Thursday, December 22, 2011
Maximilian, Last Viceroy of Lombardy-Venetia
However, trouble had been brewing in Lombardy-Venetia for quite some time. All across the Italian peninsula the national sentiment was coming to boil as more and more people became focused on uniting the Italian states and driving out the foreign armies that occupied Italian soil. Some of this was political, some academic but there were also the secret societies who would not hesitate to use violence to see their goal of a single Italian nation achieved. The area had been engulfed in rebellion during the Revolutions of 1848 and the Emperor Francis Joseph was worried about how his little brother would handle that section of the populace who were very much the unwilling subjects of the Hapsburg Crown. Archduke Maximilian had made no secret of the fact that he had long favored granting greater freedom and self-government to the two most significant non-German populations of the Austrian Empire; the Hungarians and the Italians. For the Emperor, who took his example from the very conservative Emperor Francis I, change was to be avoided at almost any cost. For the new Viceroy, change was essential and he thought himself just the man for the job.
The new Viceroy did everything right. He gave to the poor, generously, went personally to help with the seasonal flooding and organized a lottery to benefit the displaced. He did his best to reclaim land, provide more reliable clean water to the cities, improve education and to beautify Milan and Venice. The Viceregal couple attended every local celebration and the people began to respond positively. No one who met them failed to be impressed by them and soon, in their young and idealistic way, Maximilian and Charlotte began to envision a grand future for themselves with their Kingdom of Lombardy-Venetia not being an obstacle to Italian unity but the leader of it and that they might one day become King and Queen of an enlightened united Italy. However, that dream would most certainly never be realized. Many of the people, perhaps even most of the people, truly liked their handsome Austrian Viceroy and his beautiful Belgian wife and appreciated their kindness. However, that personal affection did not extend to political approval. They were still foreigners and in the rising nationalism of the time, that made a difference. Lovely as they might be, they were not Italian and Italy would belong to the Italians and none other. The couple could also expect no cooperation from Vienna in obtaining any greater autonomy for themselves or their kingdom.

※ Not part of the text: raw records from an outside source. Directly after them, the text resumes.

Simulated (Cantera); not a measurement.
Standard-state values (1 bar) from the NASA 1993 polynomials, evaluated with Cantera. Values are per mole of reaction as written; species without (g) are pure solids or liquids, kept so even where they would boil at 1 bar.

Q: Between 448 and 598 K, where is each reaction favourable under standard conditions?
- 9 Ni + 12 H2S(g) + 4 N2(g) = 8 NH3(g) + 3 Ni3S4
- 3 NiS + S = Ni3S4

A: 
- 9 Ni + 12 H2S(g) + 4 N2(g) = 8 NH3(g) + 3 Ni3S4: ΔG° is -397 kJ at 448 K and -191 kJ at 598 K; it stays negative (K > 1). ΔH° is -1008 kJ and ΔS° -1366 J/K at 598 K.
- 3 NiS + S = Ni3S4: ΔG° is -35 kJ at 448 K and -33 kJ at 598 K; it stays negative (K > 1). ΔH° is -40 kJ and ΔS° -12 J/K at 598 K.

Maximilian, of course, resisted this, reasserting that patience and goodwill were necessary to truly win over the public. He also had the audacity to ask for what amounted to autonomy for his kingdom with its own military, governmental, educational and taxation systems. This, Maximilian argued, was the only way to keep Lombardy-Venetia united to the Hapsburg Crown. The Emperor refused and instead encouraged his brother to rely more on the army and police and even went so far as appointing the long-time Austrian army commander in the region, General Count Gyulai, something of a co-Viceroy alongside Maximilian and who would have to co-sign all major decisions. Of course, the Archduke was outraged by this and became more and more depressed with his position. He tried to get around the move by asking to have control of the army himself so that military and civil matters would be united in the office of the Viceroy but the Emperor refused. Maximilian and Charlotte even went to Vienna to argue in person on behalf of their unwilling subjects but they gained not a single concession.